Cloudflare Pages becomes a more attractive home for Hugo sites

Two newly revealed CFP capabilities, one current and one coming Real Soon Now, may combine to be a game‑changer.


This site has lived on Cloudflare Pages for most of the last two years. Typically, the developer experience (DX) on CFP has been great, regardless of the static site generator (SSG) on which I was building and maintaining the site at the time. And now, I’ve learned the CFP DX will soon get a lot better, especially for users of the Hugo SSG.

Update, 2023-05-18: If, prior to today, you’d already read my uncomplimentary assessment of CFP in “‘Publish or perish’ in 2023” and wondered how it can possibly square with what I said above, please be advised that I’ve now considerably revised that post due to what I explain herein.

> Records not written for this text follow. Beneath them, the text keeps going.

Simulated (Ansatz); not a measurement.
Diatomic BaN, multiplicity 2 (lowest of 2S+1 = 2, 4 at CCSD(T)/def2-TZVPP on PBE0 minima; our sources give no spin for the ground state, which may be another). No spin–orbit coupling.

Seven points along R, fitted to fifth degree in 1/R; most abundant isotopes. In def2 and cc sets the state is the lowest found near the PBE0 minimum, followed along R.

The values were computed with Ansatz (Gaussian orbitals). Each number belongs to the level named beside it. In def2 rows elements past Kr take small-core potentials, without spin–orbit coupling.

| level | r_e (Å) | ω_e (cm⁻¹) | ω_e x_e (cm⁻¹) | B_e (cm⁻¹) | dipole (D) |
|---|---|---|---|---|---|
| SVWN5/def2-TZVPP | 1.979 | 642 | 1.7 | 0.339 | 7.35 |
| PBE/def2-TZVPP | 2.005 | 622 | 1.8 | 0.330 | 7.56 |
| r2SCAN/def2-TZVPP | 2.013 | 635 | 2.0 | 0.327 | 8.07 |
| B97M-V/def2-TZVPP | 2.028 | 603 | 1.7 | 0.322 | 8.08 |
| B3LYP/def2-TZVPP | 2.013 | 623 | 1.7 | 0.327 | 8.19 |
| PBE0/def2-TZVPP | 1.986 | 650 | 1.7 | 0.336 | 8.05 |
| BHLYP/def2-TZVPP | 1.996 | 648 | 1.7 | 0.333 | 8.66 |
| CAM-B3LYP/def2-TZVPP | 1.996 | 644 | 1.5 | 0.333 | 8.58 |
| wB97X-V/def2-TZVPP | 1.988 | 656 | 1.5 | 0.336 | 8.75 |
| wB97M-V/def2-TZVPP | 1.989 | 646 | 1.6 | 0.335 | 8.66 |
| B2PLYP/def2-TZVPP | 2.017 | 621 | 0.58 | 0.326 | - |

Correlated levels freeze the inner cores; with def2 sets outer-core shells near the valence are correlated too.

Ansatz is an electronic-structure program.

Last July, I closed a totally unrelated post with something I’d read about the CFP platform:

While I was finishing this post, I saw a GitHub Discussions thread indicating that the Cloudflare Pages build image may get an update. In the comments, I made a pitch for both a better version of Hugo — the current CFP build image uses the ancient 0.54.0, for God’s sake — and the option to specify Embedded Dart Sass through an environment variable, just as one now uses a HUGO_VERSION env var to pull a preferred, um, Hugo version other than 0.54.0. I’ll keep you advised whether there’s any progress on that front . . .

But months stretched by and the updated build didn’t appear. Then, on November 27, CFP Product Manager Nevika Shah explained that priorities had changed, causing the CFP devs “to put [the build image project] down to bring Pages Functions to [general availability]” (link added). While she said the project would be resumed when possible, she could suggest no timing as to when that would happen.

So I was highly relieved a few days ago when, while checking on the Cloudflare Developers Discord, I saw that the so-called “v2” build image project was not only very much alive again but also in a private beta test.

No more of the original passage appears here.